Monday, December 8, 2025

BARBARA (1970) ** ½

After making love on the beach, Leslie (Nancy Boyle) and Tom (Robert McClane) are sexually assaulted by a peeping tom named Max (Jack Rader).  They kind of like it though, and he asks them to come see him at his place up the beach, which turns out to be a tent.  When Leslie finally works up the courage to go there, she finds he’s already balling a jailbait babe named Barbara (presumably played by herself).  Leslie doesn’t seem to care though as she immediately strips down and bangs Barbara too.  Together, the lovers soon turn into a foursome, but boredom eventually dictates they look “outside their circle” for new sexual experiences. 

Gratuitously avant garde, relentlessly artsy-fartsy, and incoherently experimental, Barbara is… well… something.  It’s an alternately frustrating and fascinating film.  It’s uneven as fuck, but it’s pretty interesting and definitely memorable.

Some moments are very of the time.  Some are ahead of its time.  Some moments made me just say, “Time out!”  There are scenes that are purposefully in your face, almost as if to shatter your expectations and/or chastise you for wanting to watch a dirty movie.  I’m thinking specifically of the gay rape scene.  This probably had the raincoat crowd bolting for the exits back in the day, even with the silly subtitles that accompany the dialogue. 

The black and white cinematography is decent, even if they sometimes go overboard with the filters.  The music runs the gamut of monks chanting to the typical hippie flower power folk rock you’d normally hear in something like this to weird tones played in reverse.  The editing is sometimes unnecessarily arty, but it’s occasionally effective. 

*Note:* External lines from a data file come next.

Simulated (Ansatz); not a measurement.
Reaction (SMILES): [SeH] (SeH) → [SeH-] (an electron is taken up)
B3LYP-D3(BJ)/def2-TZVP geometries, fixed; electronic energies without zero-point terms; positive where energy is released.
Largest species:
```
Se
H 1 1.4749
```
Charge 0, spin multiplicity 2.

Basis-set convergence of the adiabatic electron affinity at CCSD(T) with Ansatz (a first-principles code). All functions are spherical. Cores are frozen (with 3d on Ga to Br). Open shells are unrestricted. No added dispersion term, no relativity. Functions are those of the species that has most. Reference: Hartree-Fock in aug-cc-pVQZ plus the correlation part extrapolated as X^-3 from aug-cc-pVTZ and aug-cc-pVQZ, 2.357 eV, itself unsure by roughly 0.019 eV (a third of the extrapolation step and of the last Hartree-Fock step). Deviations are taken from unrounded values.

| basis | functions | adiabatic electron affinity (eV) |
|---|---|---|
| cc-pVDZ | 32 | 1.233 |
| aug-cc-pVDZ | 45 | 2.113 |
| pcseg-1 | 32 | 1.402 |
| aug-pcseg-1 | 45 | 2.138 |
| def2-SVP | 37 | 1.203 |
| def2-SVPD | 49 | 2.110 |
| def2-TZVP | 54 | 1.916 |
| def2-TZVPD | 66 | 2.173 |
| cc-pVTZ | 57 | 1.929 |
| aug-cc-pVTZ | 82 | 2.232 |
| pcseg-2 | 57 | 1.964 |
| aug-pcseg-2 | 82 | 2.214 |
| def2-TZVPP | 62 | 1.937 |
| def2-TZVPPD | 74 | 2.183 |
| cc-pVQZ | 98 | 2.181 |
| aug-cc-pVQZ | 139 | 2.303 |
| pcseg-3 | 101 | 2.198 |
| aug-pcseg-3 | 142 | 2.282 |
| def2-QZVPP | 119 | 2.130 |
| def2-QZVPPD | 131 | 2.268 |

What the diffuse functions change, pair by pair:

Barbara is a mixed bag to be sure, but its depiction of hippie life is probably closer to what the actual hippie experience was versus the idyllic shit you’re used to seeing in movies and TV.  I mean, most hippies really didn’t go to Woodstock and live in communes.  They were probably more like these characters:  Living in a tent, getting high, and fucking. 

All of this is fine in small doses.  However, how much of it you are willing to take probably will depend on the individual viewer.  It’s one thing to show characters broaching taboo (for the time) subjects as homosexuality, interracial sex, and incest, but once they start bringing in shit like breastfeeding and bestiality, I personally had to pump the brakes.  

I can’t say it works.  I can’t say it’s good.  I can say I admire the brazen spirit of the film, even if I can’t follow it down some of the trails it blazes. 

One thing I can say in its favor:  You never know where it’s going next.  Just when you think you’ve seen it all, out comes a random ass Kung Fu training montage.  It’s not “good” in a traditional sense, but to give it anything less than ** ½ would be a crime.